After reading the book “Eat Pray Love”, I was most fascinated about the “Eat” part. Italy is where all the food dreams come true. It is here that you can gorge on platters of cheese and gulp wine without a care in the world. No trip to Italy is complete without devouring your whole weight in delicious grub – especially when it’s so tasty. If you want to experience Italy, then you need to eat like Italians. Here are some of the most amazing food to try:
Let’s start with the one item we all reach out for in any scenario; be it birthday celebrations or midnight hunger pangs. And what’s better than to try our favourite in the land where it was originated. Originally called pizza Margherita, Neapolitan pizza is dough covered in San Marzano tomatoes, olive oil, basil, and mozzarella di Bufala Campana. The name Margherita was given after Queen Margherita who came to Naples on a tour and asked to try this dish that she saw so many of her subjects eating. Yes, pizza was initially a peasant dish.
Neapolitan-style pizza has a thick, fluffy crust. It tends to be a little smaller in diameter because the dough hasn’t been rolled out as far and it’s more filling. Interestingly, the colours on the pizza echoes the ones on the Italian flag. So drop all the toppings (In Italy the lesser the topping the better the pizza) and relish the delicious slices in the bustling city of Naples.
Spaghetti Alla Carbonara
You will always be asking for pasta in Italy. The country is overflowing with countless options but if someone tells you that you can have only one pasta meal (how cruel) than the simple Spaghetti Alla Carbonara is what you should order. Spaghetti carbonara is made with spaghetti noodles, egg, Parmigiano cheese, and bacon (or guanciale). This is a Roman specialty and the best joint to grab a plate is to go where the locals go. And if you love pasta a little too much, then you should leran how to make it too.
Risotto Alla Milanese
In central northern Italy, on the plains of the Po river, pasta often takes second place to rice, usually in the shape of risotto, and in the case of Milan, as Risotto Alla Milanese, whose beauty lies in its golden colour and delicate, saffron-infused flavour. While southern Italy is often called the country’s bread basket, Northern Italy, especially Lombardy and Piedmont, are its rice bowl. It’s fitting then, that the Arborio and Carneroli varieties grown in the vast rice paddies of these regions are turned into one of Italy’s most iconic dishes by being mixed with stock and stirred until they form a velvety semi-soup that perfectly conveys the flavors of anything cooked with it. The most famous type of risotto is probably the saffron-infused Risotto Alla Milanese, which was invented, according to legend, by the workmen building the Milan Cathedral who were using saffron to dye the stained glass windows and figured they would also throw it into their rice. Work up an appetite and eat like the Italians – slow and with lots of wine!
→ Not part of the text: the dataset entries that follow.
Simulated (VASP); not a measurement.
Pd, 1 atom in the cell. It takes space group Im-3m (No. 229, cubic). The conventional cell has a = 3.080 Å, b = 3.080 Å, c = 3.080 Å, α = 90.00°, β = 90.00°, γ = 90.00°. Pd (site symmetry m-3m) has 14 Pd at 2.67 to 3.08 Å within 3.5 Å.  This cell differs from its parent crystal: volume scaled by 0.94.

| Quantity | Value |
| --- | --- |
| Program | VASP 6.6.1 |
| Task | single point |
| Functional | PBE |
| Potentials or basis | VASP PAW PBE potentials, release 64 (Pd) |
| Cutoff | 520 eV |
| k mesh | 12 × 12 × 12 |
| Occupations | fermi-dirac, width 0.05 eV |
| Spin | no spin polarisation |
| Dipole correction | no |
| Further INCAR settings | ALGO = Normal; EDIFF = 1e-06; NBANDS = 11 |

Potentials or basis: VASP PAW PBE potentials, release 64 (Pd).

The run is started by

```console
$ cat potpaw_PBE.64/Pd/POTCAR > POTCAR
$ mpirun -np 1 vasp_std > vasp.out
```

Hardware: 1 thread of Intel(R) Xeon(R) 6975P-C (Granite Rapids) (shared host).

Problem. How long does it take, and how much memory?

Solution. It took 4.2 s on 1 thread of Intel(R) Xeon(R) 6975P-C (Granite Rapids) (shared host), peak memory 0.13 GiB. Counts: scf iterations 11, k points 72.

Another Milan specialty, Ossobuco is Italian for “bone with a hole”. Cross-cut veal shanks are braised with vegetables, wine, and broth, and then served with risotto. It is topped with a gremolata—a seasoning mixture, of lemon zest, garlic, and parsley. Anchovies can be added, too. This dish requires a lot of patience and time as its cooked low and slow. One more reason why you should not pass on the opportunity to try Ossobuco if it is ever presented before you.
Lasagna is a wide, flat pasta noodle, usually baked in layers in the oven. Like most Italian dishes, its origins are hotly contested, but we can at least say that’s its stronghold is in the region of Emilia-Romagna, where it transformed from a poor man’s food to a rich meal filled with the ragù, or meat sauce. Traditionally lasagna wasn’t made with tomatoes; only ragù, béchamel sauce, and cheese. Even today, only a bit of tomato or tomato sauce is used in a traditional ragu, unlike most Italian-American dishes, which are basically swimming in tomato sauce. Though you can find lasagna throughout all of Italy, there’s nothing like trying the hearty dish in Emilia Romagna with homemade noodles, fresh ragù, and a generous dollop of regional pride.
Bistecca alla Fiorentina
If you think one kilogram of steak is too much, then you’ve come to the wrong place, my friend. Bistecca alla Fiorentina or Florentine T-bone steak from Tuscany is an Italian steak that is typically from Chianina cattle — an ancient Tuscan breed known for its prized and tasty meat seasoned with local spices, and grilled over red-hot coals. And as mentioned, it is are served huge and rare. This is a dish to be eaten exclusively in Tuscany, either in Florence or the countryside. It’s also meant to be shared! When ordering, remember that Bistecca alla Fiorentina is priced by weight. These whopping lumps of cow can be divided among several diners, or devoured by one hardy soul.
Truffles are an expensive little treat, to say the least! These prized fungi are known across the world for their fragrant smells, taste and high prices, with bigger truffles selling for the price of a car! If you are trying truffles for the first time we suggest starting off with a fresh pasta covered in thin truffle shavings, but there are plenty of other options to choose from! Truffles are commonly sprinkled over pasta, risotto, and omelets, or used in sauces for steaks or other meat dishes. Truffles grow naturally throughout Umbria, Tuscany and Piedmont, so you’re more likely to find fresh truffles in local dishes in these areas, but only if you go in the autumn. During any other time of the year the truffles you get will be imported or frozen and they won’t be anywhere near as good. If you make it into truffle country during the fall head to a sagra festival such as the famous International White Truffle Festival of Alba in Piedmont held every October and November.
You can’t go to Rome and not eat Gelato. Though gelato translates to ‘ice cream,’ it’s not quite the same. Gelato has a much higher density. Regular ice cream has air and water added to increase volume and weight. Unfortunately, these additions also make it less flavorful. This practice is illegal in Italy, leaving gelato super sweet and super flavorful. Finally, good gelato isn’t made for long-term storage. A scoop or two a day will keep your cravings at bay!